ParticularMiner commented 3 years ago

cc: @justasojourner

Hi @Bergvca ,

I like the idea of 'weights' because it generalizes the problem quite well and naturally, giving the user the freedom to choose how to define the weights. Moreover, pandas allows custom functions to be applied to groups, so that may very well be possible.

Luckily, the 'centroid' example you gave is directly achievable without additional data input, and thus could be provided to the user as an option.

Incidentally, the pandas docs specify that groupby preserves the order of members of a group:

Note that groupby will preserve the order in which observations are sorted within each group. For example, the groups created by groupby() below are in the order they appeared in the original DataFrame:

In [24]: df3 = pd.DataFrame({"X": ["A", "B", "A", "B"], "Y": [1, 4, 3, 2]})

In [25]: df3.groupby(["X"]).get_group("A")
Out[25]: 
   X  Y
0  A  1
2  A  3

In [26]: df3.groupby(["X"]).get_group("B")
Out[26]: 
   X  Y
1  B  4
3  B  2

(_copied from pandas docs: "Group by: split-apply-combine"_)

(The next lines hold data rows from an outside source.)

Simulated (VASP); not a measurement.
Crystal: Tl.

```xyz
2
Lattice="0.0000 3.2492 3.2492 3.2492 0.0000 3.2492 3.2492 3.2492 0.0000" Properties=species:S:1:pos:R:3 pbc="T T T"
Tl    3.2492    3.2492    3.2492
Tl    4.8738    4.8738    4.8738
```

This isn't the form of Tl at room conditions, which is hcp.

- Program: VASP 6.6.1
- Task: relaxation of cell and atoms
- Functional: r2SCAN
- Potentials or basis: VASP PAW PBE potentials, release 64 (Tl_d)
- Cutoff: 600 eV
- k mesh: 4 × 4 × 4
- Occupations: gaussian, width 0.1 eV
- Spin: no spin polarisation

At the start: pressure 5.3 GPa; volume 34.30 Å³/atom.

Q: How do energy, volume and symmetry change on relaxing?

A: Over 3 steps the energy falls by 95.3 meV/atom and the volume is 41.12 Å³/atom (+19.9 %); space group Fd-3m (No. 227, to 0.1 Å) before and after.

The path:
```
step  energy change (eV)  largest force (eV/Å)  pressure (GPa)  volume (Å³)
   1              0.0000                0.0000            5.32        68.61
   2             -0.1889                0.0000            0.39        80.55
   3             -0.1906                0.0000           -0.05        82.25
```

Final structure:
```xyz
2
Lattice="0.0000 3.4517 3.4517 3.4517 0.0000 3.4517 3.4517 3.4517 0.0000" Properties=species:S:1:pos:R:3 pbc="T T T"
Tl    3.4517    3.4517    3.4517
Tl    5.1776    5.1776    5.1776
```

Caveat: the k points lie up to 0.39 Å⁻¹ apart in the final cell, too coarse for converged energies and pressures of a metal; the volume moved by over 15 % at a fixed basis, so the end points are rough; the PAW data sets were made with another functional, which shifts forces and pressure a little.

So as long this feature of groupby is not deprecated in pandas, we can exploit it by sorting input data according to 'weight' before grouping and then choosing first (or last). Nevertheless, you are right, we cannot guarantee that this feature will always exist. So we might have to use idxmin() or idxmax() to be safe (and perhaps faster):

Keep other columns when using min() with groupby

In [60]: df = pd.DataFrame(
   ....:     {"AAA": [1, 1, 1, 2, 2, 2, 3, 3], "BBB": [2, 1, 3, 4, 5, 1, 2, 3]}
   ....: )
   ....: 

In [61]: df
Out[61]: 
   AAA  BBB
0    1    2
1    1    1
2    1    3
3    2    4
4    2    5
5    2    1
6    3    2
7    3    3

Method 1 : idxmin() to get the index of the minimums

In [62]: df.loc[df.groupby("AAA")["BBB"].idxmin()]
Out[62]: 
   AAA  BBB
1    1    1
5    2    1
6    3    2

Method 2 : sort then take first of each

In [63]: df.sort_values(by="BBB").groupby("AAA", as_index=False).first()
Out[63]: 
   AAA  BBB
0    1    1
1    2    1
2    3    2

Notice the same results, with the exception of the index.

(_copied from pandas docs: "Cookbook"_)

Bergvca commented 3 years ago

So maybe the "centroid" (highest cumulative weight) should be the default, ideally. However I'm afraid it could add to a lot of computational costs, for each string, within each group you'd have to sum all weights, and then pick the highest sum.

The weights could then be given as an optional Series.

Or we add a parameter (e.g. group_rep) that could either be a string: 'first' (default, current method), 'centroid', or a Series with weights.

Or a parameter that could be string only: 'first', 'centroid', 'weight_based'. For the weight_based option an additional series with weights need to be given.

What do you think?

ParticularMiner commented 3 years ago

Great. Exactly what I thought. My plan to compute the "centroid" as you've defined it and reduce computational costs is to:

  1. sum the "similarity sparse matrix" (which is square) along the rows (or columns) using scipy.sparse.csr_matrix.sum to obtain a vector of similarity aggregates each corresponding to a string.
  2. join the result in (1) with the (raw) group labels.
  3. group by the raw group labels and aggregate using idxmax()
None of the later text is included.